To: "[ontolog-forum] " <ontolog-forum@xxxxxxxxxxxxxxxx>
From: "Cassidy, Patrick J." <pcassidy@xxxxxxxxx>
Date: Sat, 9 Jun 2007 06:09:58 -0400
Message-id: <6ACD6742E291AF459206FFF2897764BE019B91B7@xxxxxxxxxxxxxxxxx>
Sean,
  Your example of grading papers is one example of many that can be
provided to demonstrate that the retroactive effort to translate
classifications that were developed completely independently may be too
time-consuming to be practical for many purposes.  However, it does not
address the more sensible procedure of having each community develop
its classifications, ***each element of which is defined by a common
defining vocabulary***.  In that case, even if the classifications were
developed separately, the retroactive alignment could not only be done
efficiently, but if the definitions were from logical specifications
(i.e. in an ontology), it could be done automatically and accurately.
The use of a common defining vocabulary is not merely a theoretical
possibility, it is something done every day by the native speakers of a
language, when they need to describe to each other what terms mean in
their respective community vocabularies - they fall back on the basic
concepts that they have in common, learned in their early years.
    I have no doubt that one or some combination of the existing
foundation ontologies (perhaps needing a merger with the concepts
represented by WordNet synsets) will serve as the conceptual analog of
the linguistic defining vocabulary, and give you the common conceptual
inventory that different people can use to create their own logical
definitions in separate contexts, and find them automatically
understandable by others, because they are created as combinations of
the same basic concepts.  This particular tactic has not yet been
proven to serve that purpose (because it hasn't been tried specifically
in that way) - but it makes more sense to me than any alternative way
of getting different communities of ontologies to be mutually
comprehensible.    (01)

  If your situation is such that you will never be able to get your
local communities to use the same foundation ontology to define their
local terms, then, yes, Houston, you do have a problem.  But to get the
necessary foundation ontology one needn't wait for the ultimate perfect
revelation of the state of the universe, one just needs a large enough
basic concept inventory to create definitions that are good enough for
your present purposes.  When new tasks appear to demand additional
basic concepts, those can be added in turn, in a manner that is
consistent with the starting set of concepts.    (02)

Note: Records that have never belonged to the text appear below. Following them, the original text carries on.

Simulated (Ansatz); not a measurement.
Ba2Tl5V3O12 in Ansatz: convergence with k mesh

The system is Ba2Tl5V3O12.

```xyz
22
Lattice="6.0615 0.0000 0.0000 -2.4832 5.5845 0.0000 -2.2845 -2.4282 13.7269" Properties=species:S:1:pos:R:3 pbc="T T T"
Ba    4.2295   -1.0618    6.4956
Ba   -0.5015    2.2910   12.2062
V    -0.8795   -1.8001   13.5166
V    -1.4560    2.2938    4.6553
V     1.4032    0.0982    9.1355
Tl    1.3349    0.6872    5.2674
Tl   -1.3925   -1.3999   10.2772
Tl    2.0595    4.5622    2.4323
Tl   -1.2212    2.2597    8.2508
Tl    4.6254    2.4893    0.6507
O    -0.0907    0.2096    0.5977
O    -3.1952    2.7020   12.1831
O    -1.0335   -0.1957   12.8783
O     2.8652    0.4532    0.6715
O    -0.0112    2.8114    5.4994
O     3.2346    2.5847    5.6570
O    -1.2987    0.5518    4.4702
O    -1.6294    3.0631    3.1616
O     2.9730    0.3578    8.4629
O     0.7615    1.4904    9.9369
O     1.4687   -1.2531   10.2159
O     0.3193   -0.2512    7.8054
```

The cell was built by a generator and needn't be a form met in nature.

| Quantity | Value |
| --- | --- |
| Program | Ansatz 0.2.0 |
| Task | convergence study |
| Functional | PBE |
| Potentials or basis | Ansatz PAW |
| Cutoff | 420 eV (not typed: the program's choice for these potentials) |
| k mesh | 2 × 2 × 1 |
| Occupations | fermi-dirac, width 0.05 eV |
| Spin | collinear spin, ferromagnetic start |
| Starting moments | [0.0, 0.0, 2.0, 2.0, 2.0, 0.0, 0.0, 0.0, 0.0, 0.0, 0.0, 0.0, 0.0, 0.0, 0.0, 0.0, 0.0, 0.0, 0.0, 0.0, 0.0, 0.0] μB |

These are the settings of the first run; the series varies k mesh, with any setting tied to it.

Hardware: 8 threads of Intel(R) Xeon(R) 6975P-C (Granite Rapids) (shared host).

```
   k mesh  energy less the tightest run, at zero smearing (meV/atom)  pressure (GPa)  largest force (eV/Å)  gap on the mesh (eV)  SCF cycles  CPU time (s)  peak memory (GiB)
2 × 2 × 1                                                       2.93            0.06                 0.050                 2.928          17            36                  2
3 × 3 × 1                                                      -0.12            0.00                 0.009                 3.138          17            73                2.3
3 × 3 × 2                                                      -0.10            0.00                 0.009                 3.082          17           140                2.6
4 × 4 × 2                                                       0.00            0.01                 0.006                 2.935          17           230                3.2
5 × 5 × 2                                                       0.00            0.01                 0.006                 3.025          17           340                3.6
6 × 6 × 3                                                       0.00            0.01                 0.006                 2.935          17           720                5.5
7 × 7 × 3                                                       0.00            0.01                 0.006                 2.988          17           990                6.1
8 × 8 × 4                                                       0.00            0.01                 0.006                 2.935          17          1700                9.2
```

  As to whether different tasks actually require sets of basic concepts
that are logically inconsistent with each other, it may be the case,
but I haven't yet seen any examples.  The "inconsistencies" I have seen
thus far (including the endurant/perdurant distinction, discussed by
Pat Hayes) are, when I examine them, not logical inconsistencies, but
merely lack of alignment due to underspecification of the details of
the conceptual categories that are used in different ontologies.  When
the ambiguities are resolved, the concepts can be seen to be logically
consistent.  The only real logical inconsistencies that I have seen
thus far are due to the assignment of individual real-world instances
to logically inconsistent physical models.  If those different models
are treated as different physical theories (rather than as the ultimate
true form of the basic reality), they can be handled smoothly with the
theories classified as such, and in any case different physical models
are resolvable only by experiment, not by theorizing or defining.    (03)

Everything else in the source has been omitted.